Ed Kilgore of New has an additional comment: "I can barely begin to imagine how much you'd have to borrow--or cut from guaranteed benefits--to pay for this woofer, but we are probably talking about many trillions. I'm sure Josh or Max or somebody will soon enlighten us.

"Now, as Hallow explains, the House GOPers don't actually think their proposal will become law; it's all about shifting blame for failure to serve up this massive free lunch to the Senate and of course, those free-spending Democrats. But somehow, I don't think overt cynicism is much of an excuse for complete irresponsibility."

The only rational way I can see this happening is if the Republican leadership has written off the Social Security phase out bill for this year, and they want to pass something that sets up an agenda they can work off of in future years. Such a bill would give them a focus in the future as they continue to try to eliminate Social Security as a government guaranteed minimum retirement. They can also show that they have done something, and blame the Democrats adn the Senate for failed actions. They may also have new respect for the idea of rallying the base after seeing that Karl rove got Bush reelected by doing that.

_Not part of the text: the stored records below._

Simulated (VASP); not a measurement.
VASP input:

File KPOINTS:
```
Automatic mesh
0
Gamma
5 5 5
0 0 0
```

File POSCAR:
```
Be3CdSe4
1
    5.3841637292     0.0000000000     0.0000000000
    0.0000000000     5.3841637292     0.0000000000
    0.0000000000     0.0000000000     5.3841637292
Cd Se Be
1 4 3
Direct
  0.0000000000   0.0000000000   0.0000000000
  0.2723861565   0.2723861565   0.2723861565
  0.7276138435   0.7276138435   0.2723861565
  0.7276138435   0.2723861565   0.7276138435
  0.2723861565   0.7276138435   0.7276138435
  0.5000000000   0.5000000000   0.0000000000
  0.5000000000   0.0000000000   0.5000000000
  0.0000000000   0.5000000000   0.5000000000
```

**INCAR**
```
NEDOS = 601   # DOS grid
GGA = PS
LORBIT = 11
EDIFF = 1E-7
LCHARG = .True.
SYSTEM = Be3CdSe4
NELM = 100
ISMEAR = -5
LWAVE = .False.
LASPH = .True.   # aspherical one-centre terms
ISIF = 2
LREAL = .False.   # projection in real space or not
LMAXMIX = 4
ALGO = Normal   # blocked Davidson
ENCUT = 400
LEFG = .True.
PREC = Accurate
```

The downside for them is the danger for Republican House Members who have to go home and run on a platform of "I voted to eliminate Social Security." But maybe they are remembering the old Goldwater slogan "A Choice, not an echo."

As for "rallying the base", George W. Bush was an unusual candidate. What worked for him may not work for other politicians. If the House tries this Social Security bill, a number of Republican House Members will lose in 2006.